By Roy Denish.
COPE exposes the CEB coal procurement scandal, revealing weak oversight, low-grade coal, tariff pressure and losses near Rs.7 billion.
The CEB coal procurement scandal has exposed a pattern of financial mismanagement, weak oversight, and public-sector exploitation inside the Ceylon Electricity Board.
The Committee on Public Enterprises has revealed how Sri Lanka’s electricity provider moved away from disciplined public utility management. Instead, the board allegedly violated state procurement guidelines, bypassed oversight, and routed public resources through private subsidiaries and intermediaries.
COPE findings point to an accumulated institutional loss of 594 billion rupees between 2013 and 2024. Much of that loss, according to the findings, came from the deliberate diversion of high-value assets and funds to affiliated private entities, including Lanka Transformers Limited.
Within this wider breakdown, board officials and institutional arms also misallocated another 5.94 billion rupees in public funds. That money should have strengthened national energy infrastructure. Instead, it deepened a system weakened by poor governance.

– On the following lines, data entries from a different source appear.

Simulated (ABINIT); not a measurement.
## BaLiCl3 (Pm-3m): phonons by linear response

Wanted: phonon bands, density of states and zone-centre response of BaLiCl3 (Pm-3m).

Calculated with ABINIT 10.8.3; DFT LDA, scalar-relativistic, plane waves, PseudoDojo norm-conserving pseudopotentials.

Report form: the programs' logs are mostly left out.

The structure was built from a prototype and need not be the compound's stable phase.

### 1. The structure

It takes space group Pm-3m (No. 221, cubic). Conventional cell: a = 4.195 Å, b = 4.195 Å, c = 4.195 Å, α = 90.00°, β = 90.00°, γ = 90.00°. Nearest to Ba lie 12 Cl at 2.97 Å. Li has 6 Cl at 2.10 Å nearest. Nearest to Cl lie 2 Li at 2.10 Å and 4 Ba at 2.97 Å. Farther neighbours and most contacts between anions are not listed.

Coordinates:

The crisis worsened when the CEB abandoned its own Long-Term Generation Plan. As a result, it created artificial energy shortages and opened the door to high-cost, non-competitive emergency thermal power purchases from private independent producers. Those decisions then helped justify major tariff hikes, which the public had to absorb.
CEB Coal Procurement Scandal Exposes Accounting Failures
The financial distortion remains difficult for state auditors to track. COPE highlighted manipulative internal accounting techniques that used standardized cost methods instead of actual expenditure.
Those methods created a deceptive 15.89 billion rupee material price variance and a 3.16 billion rupee overhead rate variance. This was recorded against an unfavorable stores price variance of 5.59 billion rupees.
The board also failed to review the useful life of 214.8 billion rupees in fully depreciated but still functioning fixed assets. These included critical power plants and transmission lines. As a result, national depreciation records and capital replacement schedules became seriously distorted.
However, the clearest example of this administrative collapse emerged at the Lakvijaya Coal Power Plant in Norochcholai. The Auditor General exposed the coal supply operation as a major failure of state oversight and quality control.
Tender Rules Relaxed for Unqualified Intermediaries
The Lanka Coal Company allegedly manipulated tender rules by relaxing standard guidelines for unregistered and unqualified intermediaries. This allowed Trident Chemphar Limited to bypass mandatory registration deadlines and secure high-value supply contracts over legitimate bidders.
After the contracts went through, the quality assurance process also collapsed. Lanka Coal Company accepted twelve consecutive shipments certified by an Indonesian loading-port laboratory, even though that laboratory’s operating licence had already been cancelled.
The unaccredited reports claimed the coal met optimal standards, with energy levels above 5,900 kcal/kg. Yet secondary testing after the coal reached Sri Lanka showed actual calorific values falling as low as 5,520 kcal/kg.
That difference should have triggered alternative verification and halt systems. Instead, the state company ignored the discrepancy and continued the process.
Norochcholai Plant Hit by Low-Grade Coal Fallout
The logistical failure grew worse when officials failed to import coal for 40 days during the crucial November and December weather window. That created an artificial fuel shortage and forced an emergency spot tender.
The selected supplier had a three-year record of failing to deliver the specified calorific grades. The consequences were immediate.
Because the plant burned inferior, impurity-laden coal, it had to increase consumption from the standard 107 metric tons per hour to 120 metric tons per hour. That was necessary just to maintain a basic 300-megawatt output. In effect, the plant wasted an additional 13 tons of coal every hour.
High moisture and chemical impurities clogged coal mills, blocked air preheaters, created fire hazards, and forced engineers to cut generation capacity to 270 megawatts. At the same time, the plant had to burn costly auxiliary oil to stabilize the grid.
Losses Near 7 Billion Rupees as Public Pays the Price
The direct waste from overconsuming low-grade fuel across nine shipments cost the state 2.237 billion rupees. Meanwhile, the resulting power deficit forced the national grid to buy another 114.5 million kilowatt-hours from private thermal diesel plants.
Together, these failures pushed estimated scandal losses to nearly 7 billion rupees.
The exposure eventually forced the resignation of the Energy Minister. It also triggered the appointment of a Supreme Court-led Presidential Commission to investigate the historic footprint of the Lanka Coal Company.
The commission must also pursue 2.332 billion rupees in penalties from defaulting suppliers. The scandal now stands as a stark warning. Entrenched corruption and weak governance in Sri Lanka’s energy sector continue to sabotage economic recovery while ordinary consumers carry the cost.